Most of the focus today and tomorrow is and will be on the Yankees’ embarrassing loss to Detroit — and rightfully so. Safe to say, neither of our teams is pleased with the outcome of this season. Recriminations and prognstication can come later. First, this:
The Red Sox finished in third place for the first time since 1996, were swept in a five-game series for the first time in 50 years and otherwise could do little correctly after the All-Star break. Still, five moments in this 2006 season were worth the price of admission (that used to be a figurative expression) into Red Sox Nation:
- Opening Day: Six dominant innings from Curt Schilling, the first of a record-breaking number of home runs from David Ortiz, Jonathan Papelbon’s emergence as relief ace, and an incredible leaping catch by Coco Crisp. A perfect day for baseball, and about as perfect an outcome as you could hope for — particularly if it’s your only chance of the year to watch the Red Sox in person, as it was mine.

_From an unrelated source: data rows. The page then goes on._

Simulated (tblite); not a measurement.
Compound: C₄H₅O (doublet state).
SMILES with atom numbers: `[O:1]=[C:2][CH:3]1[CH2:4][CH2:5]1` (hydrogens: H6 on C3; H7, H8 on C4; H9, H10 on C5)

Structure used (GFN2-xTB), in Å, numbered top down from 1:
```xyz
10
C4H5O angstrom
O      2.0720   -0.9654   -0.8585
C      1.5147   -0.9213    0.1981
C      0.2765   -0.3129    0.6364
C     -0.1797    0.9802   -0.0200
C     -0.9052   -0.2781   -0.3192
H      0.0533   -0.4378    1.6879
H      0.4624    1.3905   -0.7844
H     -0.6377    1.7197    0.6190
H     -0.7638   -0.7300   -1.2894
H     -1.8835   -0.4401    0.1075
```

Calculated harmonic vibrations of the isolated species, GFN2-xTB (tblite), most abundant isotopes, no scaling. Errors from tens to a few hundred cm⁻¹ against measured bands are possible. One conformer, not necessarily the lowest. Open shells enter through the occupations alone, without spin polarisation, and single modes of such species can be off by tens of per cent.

- Playing the National League: From June 16-July 2, the Sox took 14 of 15, including 12 in a row, from NL teams. Ortiz won consecutive games with walk-off hits, Pedro Martinez received a standing ovation — and a spanking, and Crisp delivered perhaps the best defensive play in Red Sox history (the TV-centric BBTN crew thinks so).
- Mike Lowell: The guy got beaned, then hit a home run and caught a foul ball while tumbling completely into the stands. Add to that the sensational all-out diving catch he made of a foul bunt earlier in the season, mix in the class and professional demeanor he brought to the game every day — and consider the question marks surrounding him entering the season. His emergence as a steady contributor and Gold Glove defender was a pleasure to watch.
- Young pitchers: Jonathan Papelbon’s microscopic ERA and emphatic fist-pumps (especially memorable: Pointing at Mike Lowell and yelling, "That’s what I’m talking about!" after a great play). Josh Beckett’s flashes of brilliance and equally emphatic fist-pumps. Manny Delcarmen’s eye-popping curve. Jon Lester’s uncanny poise. There’s promise there. We saw quite a bit of it.
- Old Reliables: Curt Schilling talked to YFSF. He reached landmarks in wins and strikeouts. He put to rest questions about his post-Sock ability by pitching well enough to win 20 games, had he and his offensive support stayed healthy. David Ortiz … Well, he was the Sox’ Big Papi. My two favorite of his many incredible home runs: The three-run shot off Mike Myers in the eighth at Fenway against the Yankees early in the season, and the final of his three walk-off homers — you knew it was coming, the ESPN announcers knew it was coming, poor Fausto Carmona knew it was coming, and no one could stop it. The fact that he wrote himself into the record boks at the end was mere icing for what would have been an incredible season with or without 51.
This year was a disappointment on many levels. But the Sox still came through with an exciting season, if not a pennant-winning one. These five moments, memories, what-have-you have little to do with stats and records. They have everything to do with being a fan.
This fan is glad he stayed for the ride.